The Story
Why it exists.
The beginning
Rose+Honey arrived in 2022 as Michael Malul London's dedicated entry into the sweet rose conversation, already crowded territory, but one where the house saw room to say something direct. The perfumer Hamid Merati-Kashani built the composition around a single tension: fruit and flower at the same volume, neither overpowering the other. The name is the brief. Rose. Honey. Nothing hidden, nothing complicated. It was positioned as the fragrance for someone who wants to smell like they care about what they're wearing, without the ceremony.
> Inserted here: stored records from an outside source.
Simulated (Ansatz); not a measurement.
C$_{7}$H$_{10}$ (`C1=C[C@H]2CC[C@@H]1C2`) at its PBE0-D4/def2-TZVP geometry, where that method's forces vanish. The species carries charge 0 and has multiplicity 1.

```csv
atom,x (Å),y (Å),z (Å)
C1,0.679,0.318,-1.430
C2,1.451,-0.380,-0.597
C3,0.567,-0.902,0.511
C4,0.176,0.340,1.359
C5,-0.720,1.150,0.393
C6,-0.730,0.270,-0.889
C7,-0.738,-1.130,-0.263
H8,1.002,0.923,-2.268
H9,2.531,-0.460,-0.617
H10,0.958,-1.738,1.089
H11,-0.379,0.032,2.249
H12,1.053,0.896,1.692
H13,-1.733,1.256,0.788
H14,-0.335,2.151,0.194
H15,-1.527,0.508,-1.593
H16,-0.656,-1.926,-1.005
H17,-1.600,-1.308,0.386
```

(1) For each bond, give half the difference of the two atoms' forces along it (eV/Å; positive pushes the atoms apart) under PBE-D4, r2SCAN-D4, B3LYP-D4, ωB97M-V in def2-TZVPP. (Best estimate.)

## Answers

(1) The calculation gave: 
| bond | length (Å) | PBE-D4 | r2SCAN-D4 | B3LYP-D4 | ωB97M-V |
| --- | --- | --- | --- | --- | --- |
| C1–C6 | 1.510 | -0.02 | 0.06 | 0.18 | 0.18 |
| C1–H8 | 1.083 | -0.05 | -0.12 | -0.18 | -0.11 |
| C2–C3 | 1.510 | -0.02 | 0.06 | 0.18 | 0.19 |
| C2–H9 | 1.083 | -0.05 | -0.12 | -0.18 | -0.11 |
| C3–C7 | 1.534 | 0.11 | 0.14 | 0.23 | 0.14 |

What makes the structure interesting is how the heart doesn't arrive, it emerges. The top notes of tangerine and Mara des Bois strawberry create an immediate fruity brightness that most people read as approachable, even playful. But Cashmeran, the synthetic musky-wood molecule in the heart, changes the register. It has a warm, skin-like quality that blends with the honey rather than amplifying it, threading sweetness into something that reads as intimate rather than confectionary. The combination of honey and Cashmeran is the architectural move here: it keeps the rose from going powdery and keeps the composition from going flat.
The evolution
The opening announces itself immediately, tangerine and strawberry, bright and tart, with the Mara des Bois strawberry giving it a wild, garden quality rather than something synthetic. The peach skin keeps it grounded. Within 20 to 30 minutes, the rose petals take over the conversation and the honey becomes impossible to ignore, not in a sticky way, more like honey warmed in the sun. The Cashmeran is the quiet structural move: it wraps the floral heart in warmth so the sweetness never feels like a costume. The drydown is where the fragrance earns its longevity. Musk and white caramel settle close to the skin, with the Haitian vetiver adding a faint earthy counterpoint that stops the whole thing from becoming saccharine. Hours later, on fabric, it smells like the idea of rose, not the flower, but the memory of it.
Cultural impact
Rose+Honey arrived at a moment when sweet rose fragrances were experiencing a renaissance driven by social media discovery. Michael Malul London built its reputation on accessible niche pricing, and Rose+Honey became a case study in how independent brands could compete with heritage houses by offering recognizable scent profiles at a fraction of the cost. The fragrance found its audience among consumers who loved the Delina series but wanted a version priced for regular wear rather than special occasions.